Friday, August 17, 2012

Should you bet your money on NPS?

The National Pension System (NPS), opened to the common public with much fanfare in April 2009, is yet to take off. But there seems to be a growing buzz in favour of the product of late, with the insurance regulator stressing the need for revitalising the pension space and the pension regulator underlining the many advantages of NPS. But does it really merit a place in your portfolio? We try to help you take an informed decision.

Scheme outline 
This is a pension scheme launched by the government, which allows one to invest as little as Rs. 500 a month or Rs.6,000 a year.
There is no upper limit on investments, though tax benefits are available only to the extent of Rs.1 lakh, allowed under Section 80C.
The scheme allows you to choose from three investment options:
a)      In the first option, up to 50% of the investment is in equity, so it is clearly for those in a position to take risk;
b)      The second option is largely a mix of corporate debt instruments and other fixed income instruments from the government, with a small amount dedicated to equities. Understandably, the risk here is lesser than in the first option;
c)       In the third, the investment is mainly in government securities and the exposure to market linked instruments is very small. This, then, is the safest option of the three.
Anyone in the age bracket of 18-60 years can enter the scheme. Maturity will be at 60 years.

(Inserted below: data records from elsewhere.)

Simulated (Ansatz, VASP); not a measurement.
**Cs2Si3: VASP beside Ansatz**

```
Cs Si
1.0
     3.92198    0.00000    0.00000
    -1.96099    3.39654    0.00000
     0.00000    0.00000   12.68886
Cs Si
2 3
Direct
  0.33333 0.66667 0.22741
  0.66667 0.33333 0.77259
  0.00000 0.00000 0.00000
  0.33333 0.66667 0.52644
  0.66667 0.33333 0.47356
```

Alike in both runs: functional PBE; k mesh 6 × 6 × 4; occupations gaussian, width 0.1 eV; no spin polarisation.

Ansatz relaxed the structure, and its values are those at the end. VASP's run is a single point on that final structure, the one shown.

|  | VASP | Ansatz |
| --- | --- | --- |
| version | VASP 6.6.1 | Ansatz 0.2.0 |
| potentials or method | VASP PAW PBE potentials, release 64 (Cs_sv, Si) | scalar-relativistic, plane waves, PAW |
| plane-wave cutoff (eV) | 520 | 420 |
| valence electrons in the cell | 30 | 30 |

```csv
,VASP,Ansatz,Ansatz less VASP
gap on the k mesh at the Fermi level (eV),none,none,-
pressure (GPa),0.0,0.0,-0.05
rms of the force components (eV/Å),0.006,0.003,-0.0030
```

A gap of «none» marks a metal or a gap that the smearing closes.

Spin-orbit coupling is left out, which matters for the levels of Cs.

The management expense in NPS is lower than in any comparable product. This could ensure that you have a bigger corpus by the end of the term, though there is no saying just how big or small your returns will be since there is no guarantee.
Also, since it doesn’t allow withdrawals before the age of 60, the plan could well serve the purpose of compulsory saving.

Unlike in tax-saving schemes such as the Public Provident Fund (PPF) or the Employees’ Provident fund (EPF), the money you receive at maturity in the NPS is taxable.
And if experts are to be believed, the post-tax return on these annuities is much less in comparison to what other options such as fixed deposits and Senior Citizens Saving Scheme currently offer.
Also, it does not allow withdrawal of 100% of the amount received at maturity, which is when the policyholder is of the age of 60 years. One has to necessarily use 40% of the amount to buy annuities from insurance companies empanelled with the government.
An annuity assures you of a regular payment — monthly, quarterly, half-yearly or annually, as chosen by you.
In case you need the money before you have turned 60, a withdrawal of only 20% is allowed in lump sum; you have to buy annuities for the rest of the amount.

Expert speak 
“The product has three major problems that take the sheen away from it,” says Manish Chauhan, who runs a personal finance website jagoinvestor.  “First, it offers very little flexibility in terms of product design. Secondly, the maximum investment in equity is limited up to 50%, which may not work in favour of a young investor who should ideally have or who might want greater exposure to equities. The third point is that there is no guarantee on the amount of money you will earn — that’s so paradoxical for a retirement product,” says Chauhan.
The restriction on withdrawals is a sore point, too.
“The fact that there are withdrawal limitations will work well for someone in the low income group. But for any other investor, this doesn’t augur very well,” says Harsh Roongta, CEO, ApnaPaisa.
The preset maturity date at 60 may not stack well either. “For anyone who is entering beyond 55 years of age, this will not work out very well,” says Suresh Sadagopan who runs a Financial Advisory Services.

Should you go for it? 
NPS may not be the best retirement product, suggest experts
Roongta, for one, believes the scheme will become an attractive investment once the Direct Taxes Code kicks in. As per the proposed draft, NPS, provident fund and superannuation schemes will get tax breaks up to Rs. 1 lakh per year. “When this happens, NPS will be the only scheme with an equity component on which tax benefits will be available,” says Roongta. Even so, it would be advisable to cap investments in NPS subject to the limit to which the tax break is available, he adds.

Alternatives to NPS 
Taking a pension plan with the idea of wealth accumulation is not a smart game plan, say experts. A combination of the good old PPF, EPF, mutual funds may work better, they suggest.
Of course, there are withdrawal limits even in the PPF. However, the returns are assured and the maturity amount is tax-free. It’s the same with EPF investments, which are tax-free beyond five years. As for mutual funds, retirement planning is best done through the systematic investment plan, or SIP, route.